U.S. service members deployed to Niger do not receive the additional $225 per month in pay that their counterparts in Iraq, Afghanistan and Somalia do.

The cost of an October 2017 battle between U.S. soldiers and ISIS fighters in Niger was high: Four Americans were killed and two were wounded.

But, as they fought for their lives, none of the soldiers were receiving hostile fire pay.

U.S. service members deployed to Niger do not receive the additional $225 per month in pay that their counterparts in Iraq, Afghanistan, Somalia, and other dangerous environments earn.

“Currently, Niger is not eligible for Imminent Danger Pay (IDP) meaning that any U.S. service member of official duty in Niger during the month of October 2017 were not authorized IDP,” a spokesperson for U.S. Africa Command said in an email.

The Pentagon defines service members as eligible for Imminent Danger Pay if they are subject to hostile fire or mine explosions, in an area near hostile fire or mine explosions which endanger the member, or if they are killed, injured, or wounded by hostile fire, mines, or any hostile action.

The U.S. military training mission in Niger gained international attention in October after a dozen American soldiers were ambushed by some 50 fighters associated with the Islamic State Greater Sahara.

Three soldiers were killed in the firefigh: Bryan Black, 35, of Puyallup, Washington; Jeremiah Johnson, 39, of Springboro, Ohio; and Dustin Wright, 29, of Lyons, Georgia.

A fourth soldier, Sgt. La David Johnson, was missing for nearly 48 hours before he was found dead.

Two weeks after the attack, Secretary of Defense James Mattis said when the soldiers set out on their reconnaissance mission an attack was "considered unlikely."

A U.S. Army carry team transfers the remains of Army Staff Sgt. Dustin Wright of Lyons, Georgia, at Dover Air Force Base in Delaware on Oct. 5, 2017.Aaron J. Jenne / U.S. Air Force via Reuters

A senior Pentagon official told NBC News there is active discussion about adding several more areas in Africa to the list of eligible Imminent Danger Pay locations.

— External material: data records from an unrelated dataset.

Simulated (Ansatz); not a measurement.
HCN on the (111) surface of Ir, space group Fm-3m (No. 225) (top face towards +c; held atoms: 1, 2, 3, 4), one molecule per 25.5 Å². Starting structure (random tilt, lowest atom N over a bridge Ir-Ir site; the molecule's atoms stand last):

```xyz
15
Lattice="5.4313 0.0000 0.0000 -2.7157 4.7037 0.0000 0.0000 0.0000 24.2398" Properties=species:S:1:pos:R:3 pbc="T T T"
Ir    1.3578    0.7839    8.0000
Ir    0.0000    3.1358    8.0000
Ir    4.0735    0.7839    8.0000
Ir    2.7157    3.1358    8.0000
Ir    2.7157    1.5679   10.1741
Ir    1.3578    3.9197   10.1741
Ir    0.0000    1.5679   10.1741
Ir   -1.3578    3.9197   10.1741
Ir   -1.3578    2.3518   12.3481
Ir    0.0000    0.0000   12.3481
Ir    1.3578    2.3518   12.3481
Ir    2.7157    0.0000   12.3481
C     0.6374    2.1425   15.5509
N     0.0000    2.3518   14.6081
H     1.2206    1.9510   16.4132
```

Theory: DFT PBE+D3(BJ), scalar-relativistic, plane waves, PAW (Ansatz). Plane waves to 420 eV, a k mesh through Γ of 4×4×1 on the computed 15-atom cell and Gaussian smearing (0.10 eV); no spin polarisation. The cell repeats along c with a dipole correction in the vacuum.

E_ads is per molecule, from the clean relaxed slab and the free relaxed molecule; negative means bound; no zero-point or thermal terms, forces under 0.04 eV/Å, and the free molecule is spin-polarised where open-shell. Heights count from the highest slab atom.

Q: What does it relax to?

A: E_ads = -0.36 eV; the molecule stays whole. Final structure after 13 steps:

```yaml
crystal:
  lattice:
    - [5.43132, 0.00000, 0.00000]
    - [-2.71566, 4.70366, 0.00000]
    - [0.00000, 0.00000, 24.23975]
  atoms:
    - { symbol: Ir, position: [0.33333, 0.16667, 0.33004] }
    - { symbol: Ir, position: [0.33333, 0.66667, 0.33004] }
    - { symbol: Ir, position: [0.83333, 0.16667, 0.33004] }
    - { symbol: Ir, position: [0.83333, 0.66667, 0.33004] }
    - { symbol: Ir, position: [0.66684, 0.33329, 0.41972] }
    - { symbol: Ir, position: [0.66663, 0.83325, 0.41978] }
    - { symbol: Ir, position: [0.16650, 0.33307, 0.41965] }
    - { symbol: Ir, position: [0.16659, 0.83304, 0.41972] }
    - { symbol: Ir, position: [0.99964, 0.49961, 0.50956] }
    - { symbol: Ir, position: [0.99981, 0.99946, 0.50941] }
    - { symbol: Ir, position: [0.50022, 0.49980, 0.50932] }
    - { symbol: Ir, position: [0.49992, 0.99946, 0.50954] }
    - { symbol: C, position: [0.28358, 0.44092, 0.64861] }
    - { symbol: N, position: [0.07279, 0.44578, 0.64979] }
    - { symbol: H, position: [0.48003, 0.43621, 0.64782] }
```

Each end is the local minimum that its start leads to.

U.S. service members who deploy to Eritrea, Ethiopia, Kenya, Somalia, and Sudan are all eligible for hostile fire pay, according to the Department of Defense website.

American troops deployed to Niger for more than 30 days do receive $150 per month in Hardship Duty Pay and $250 per month for Family Separation Pay.

There were about 800 American troops operating in Niger at the time of the October 2017 attack.

Defense officials expect the formal AFRICOM investigation into the deadly attack to be released in March.